But as we head for Thursday night's Lakers-Celtics 4 at TD Garden, it is a fair question to pose: What exactly is going on with the refs in this championship series? What's being called and what isn't? I have no doubt that many fans -- even those who look at the game objectively and not from the sole perspective of "my team is getting screwed" --are asking the same thing.

At least one starter from each team has gotten into early foul trouble in every game, which has had a severe impact on player rotations. A whistle blows far away from the action, suddenly and mysteriously, even as mayhem is going on around the ball. A dribbler drives, a defender steps in, both fall, and one or the other is charged with a foul, even though, if a thousand refs were polled, 500 would call "block" and 500 would call "charge." Calls are reviewed, as three of them were in Tuesday's Game 3, and all three were overturned.

"Going by the percentages of the replays, we should replay a lot of them," said Celtics coach Doc Rivers after the game, walking the tightrope between casual observation and fineable commentary, "because every one of them were turned the other way. Maybe we need to use the replay more on a lot of our calls."

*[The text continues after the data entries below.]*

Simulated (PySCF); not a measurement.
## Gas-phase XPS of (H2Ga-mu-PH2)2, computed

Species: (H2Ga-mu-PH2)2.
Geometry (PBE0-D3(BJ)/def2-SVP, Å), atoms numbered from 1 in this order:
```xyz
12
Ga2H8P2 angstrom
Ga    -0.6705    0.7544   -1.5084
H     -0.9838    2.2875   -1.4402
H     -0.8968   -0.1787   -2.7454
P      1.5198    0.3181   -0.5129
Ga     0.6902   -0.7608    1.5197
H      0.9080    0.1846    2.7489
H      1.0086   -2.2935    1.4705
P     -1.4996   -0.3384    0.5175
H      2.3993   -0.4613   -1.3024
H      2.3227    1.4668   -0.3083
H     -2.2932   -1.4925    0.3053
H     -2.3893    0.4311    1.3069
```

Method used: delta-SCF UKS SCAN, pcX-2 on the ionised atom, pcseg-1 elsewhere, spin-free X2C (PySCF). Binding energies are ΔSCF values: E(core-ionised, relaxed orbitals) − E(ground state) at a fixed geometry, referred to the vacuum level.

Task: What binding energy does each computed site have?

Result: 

(Man, I hope that doesn't happen, lest we turn what has become a three-hour telecast into a four-hour telecast.)

Understand that I don't accept the blanket observation that NBA refereeing is poor. It's too simple, too pat, and ignores the fact that the league office takes extensive pains to review officials' calls (too extensive, if you ask most refs) and makes sure that the most highly rated refs are on the floor during the postseason. But the size of the players and the physicality of the game are conspiring to make this an almost impossible game to adjudicate with any consistency.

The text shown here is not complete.